Picture from Huedin 28.9.2023 by Marek Graff.


This is a class 64, six axle dieselelectric machine, which is a rebuilt and remotorised class 60 locomotive. See above for the original class 60. Now these class 64 machines have an EMD turbocharged V8 engine of the type 8-710G. It has a power rating of 1582 kW and a max speed of 100 km/h. the modernisations from class 60 to class 64 have been made since 2004.
Picture from Brasov 4.5.2018 by Marek Graff.


Another class 64 modernised diesel, this time photographed on the Bulgarian side of the border, at the border town station of Ruse.
Picture from Ruse, Bulgaria 15.8.2019 by Markku Salo.


German made doubledecker coaches, used in regional traffic around Bucharest.
Picture from Bucharest 6.5.2018 by Marek Graff.

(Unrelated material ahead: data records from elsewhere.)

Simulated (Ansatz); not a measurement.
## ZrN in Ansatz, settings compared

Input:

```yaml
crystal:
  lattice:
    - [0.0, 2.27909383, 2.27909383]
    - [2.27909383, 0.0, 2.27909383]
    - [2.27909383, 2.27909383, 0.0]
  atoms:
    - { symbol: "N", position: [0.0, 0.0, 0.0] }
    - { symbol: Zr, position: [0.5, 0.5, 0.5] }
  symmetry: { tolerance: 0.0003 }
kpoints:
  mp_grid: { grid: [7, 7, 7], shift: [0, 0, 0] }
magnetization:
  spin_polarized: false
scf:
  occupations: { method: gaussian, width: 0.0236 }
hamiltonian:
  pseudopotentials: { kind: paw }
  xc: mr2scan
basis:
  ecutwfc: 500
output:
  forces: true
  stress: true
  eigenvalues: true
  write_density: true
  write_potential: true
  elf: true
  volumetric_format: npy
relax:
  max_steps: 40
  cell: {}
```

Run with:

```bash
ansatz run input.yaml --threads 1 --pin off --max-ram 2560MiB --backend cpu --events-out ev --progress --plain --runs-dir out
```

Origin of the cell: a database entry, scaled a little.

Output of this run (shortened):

This is an old class 80 dieselhydraulic shunter engine of the Romanian state railways CFR, now working for their passenger services division CFR Călători. These machines were built by Faur 1966 to 1985 and many of them have already been modernised and remotorised - but this one not. This is a 920 kW machine with a top speed of 100 km/h. They are used for shunting but also for light line traffic.
Picture from Brasov 4.5.2018 by Marek Graff.


These are old French SNCF series X4500 trains, bought used to Regiotrans in Romania. There are now five private passenger train operators in Romania and Regiotrans is one of them.
Picture from Brasov 19.9.2010 by Markku Salo.


Regio Calatori is one of the many rail operators in Romania now. This class 57/97 trains are former French state railways SNCF's class X4500 railbuses. The X4500 model dates back to the years 1963 to 1970 and some of them were rebuilt/modernised in France since 1980. This is one of those rebuilt units.
Picture from Brasov 4.5.2018 by Marek Graff.


Also this Regio Calatori class 57/97 railbus is one of the former French SNCF X4500 railbuses, but this one has not been rebuilt and modernised. It still looks as it used to look like in France in the 1960s.
Picture from Brasov 4.5.2018 by Marek Graff.


Yet another one of the Regio Calatori's class 57/97 railbuses, former SNCF X4500. This one has not been modernised, but at least it has been freshly repainted.
Picture from Brasov 4.5.2018 by Marek Graff.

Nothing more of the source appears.